One of the problems cited by the CAIB had to do with schedule pressure – and how this may cause critical tasks to be compromised. Adm. Gehman said that ‘every manager – to a person – said that there was no schedule pressure – yet if you go to the worker bee level, to a person, they say there was a lot of pressure. There was a complete miscommunication as to what the truth was.”

Prior to the Columbia accident, NASA management, Sean O’Keefe in particular – would make constant mention of the March 2004 milestone for the launch of Node 2 and the attainment of U.S. Core Complete – and how everyone was working towards that specific milestone. Milestones are found within schedules, and in order to achieve that milestone, one would have to adhere to a particular schedule – one which often left little room to wiggle.

[Note: The last Shuttle schedule before the Columbia accident can be viewed here. A collection of ISS and Shuttle related status reports can be viewed here in reverse chronological order]

O’Keefe now says that NASA has set 11 March 2004 as a “no earlier than” launch date for the next Shuttle mission. Moreover, O’Keefe said there would be yet another driver for the launch date: the ability of the ISS logistics and integration schedules to be met – and a suggestion that there could well be slippage in this date if either driver was not met. O’Keefe said that everyone in the agency needs to know that the schedule is flexible.

You could see some of this mindset in a comment O’Keefe made after he had been to a few Shuttle launch. Pre-launch weather reports regularly phrased weather conditions in terms of the percentage chance that this or that condition would preclude launch i.e. how much of a safety risk this was. O’Keefe wondered aloud, and even said that he had given direction to Shuttle Program to start stating these forecasts in a more positive light i.e. the chance that these conditions will allow a launch to occur.

If NASA were to be adhering to the new safety ethos promoted by O’Keefe i.e. that it is incumbent upon the program to prove something is safe (not that it isn’t safe), then one would want the risk of precluding launch to be stated just the way it was – i.e. the chance that something might happen – not the chance that it would not. Its not the things which do not happen which turn around and bite you – rather, it is the things that do happen – like foam strikes.


Milestones

NASA has a practice of working towards specific milestones – such as a launch date. Without having an agreed to point at which a variety of tasks need to be accomplished, you’d have programmatic chaos with everyone working to a different timeline – with processes that have specific and interlinked sequences totally out of synch. Sometimes things proceed toward a specific deadline even when there is some growing doubt that the date can be met. The logic being that you strive to get the system as close as you can to meeting the established date – and wait and see what prevents you from doing so. Then you slip the date. Sometimes the working dates can seem wildly optimistic – even implausible. Yet the program keeps working towards that date until program managers provide some ‘schedule relief’.

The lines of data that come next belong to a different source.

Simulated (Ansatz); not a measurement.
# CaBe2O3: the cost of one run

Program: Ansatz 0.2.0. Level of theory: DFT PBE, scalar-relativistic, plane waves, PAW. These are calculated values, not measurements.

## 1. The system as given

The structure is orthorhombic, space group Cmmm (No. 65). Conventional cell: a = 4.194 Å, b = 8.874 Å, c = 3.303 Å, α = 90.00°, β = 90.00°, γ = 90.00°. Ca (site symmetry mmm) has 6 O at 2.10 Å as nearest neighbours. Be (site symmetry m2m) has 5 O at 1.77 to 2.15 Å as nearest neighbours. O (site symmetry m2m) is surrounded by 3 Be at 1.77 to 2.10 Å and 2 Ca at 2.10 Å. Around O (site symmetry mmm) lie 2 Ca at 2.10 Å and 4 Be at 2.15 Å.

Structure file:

In late March, a matter of weeks after the accident, NASA was working towards launch dates for the next Shuttle mission of no earlier than 21 July 2003. This target launch date was then slipped to no earlier than 1 October 2003 in early April. It was in April the details of just what NASA was facing start to become very obvious – as seen in the voluminous ISS Monthly Program Review – specifically in the ground rules and assumptions that were put in place to guide the eventual adjustment of planned launch dates.

Slow Down

Some in Congress feel that this current schedule is too optimistic and that it simply rekindles the schedule pressure than many saw as a contributor to many of NASA’ problems in the first place. The suggestion was made by some members of Congress that this date be relaxed somewhat – but no specific amount of relaxation was suggested. Last month House Science Committee Chair Sherwood Boehlert (R-NY) went one step further and said “I think it’s going to be largely guided by what we say and, obviously, the feelings expressed at 1600 Pennsylvania Avenue. I think quite frankly we’re in the driver’s seat, as we should be, on determining that.”

Clearly the launch date will be set according to the ability of NASA to implement the recommendations of the CAIB report. It is certain to have a lot of eyes looking over it shoulder as it does. If NASA has learned its lessons well, a series of checks and balances will be in place that will alert NASA to potential problems with a certain launch date in a way such that either tasks can be adjusted or launch dates slipped.

It is certainly important for Congress to have oversight into how NASA is reacting to things. But if Congress starts to think that they know when and how to fly Space Shuttles better than NASA does, this will only serve to create more problems than it solves. If the CAIB’s recommendations are properly implemented, the process itself will send out warning signs.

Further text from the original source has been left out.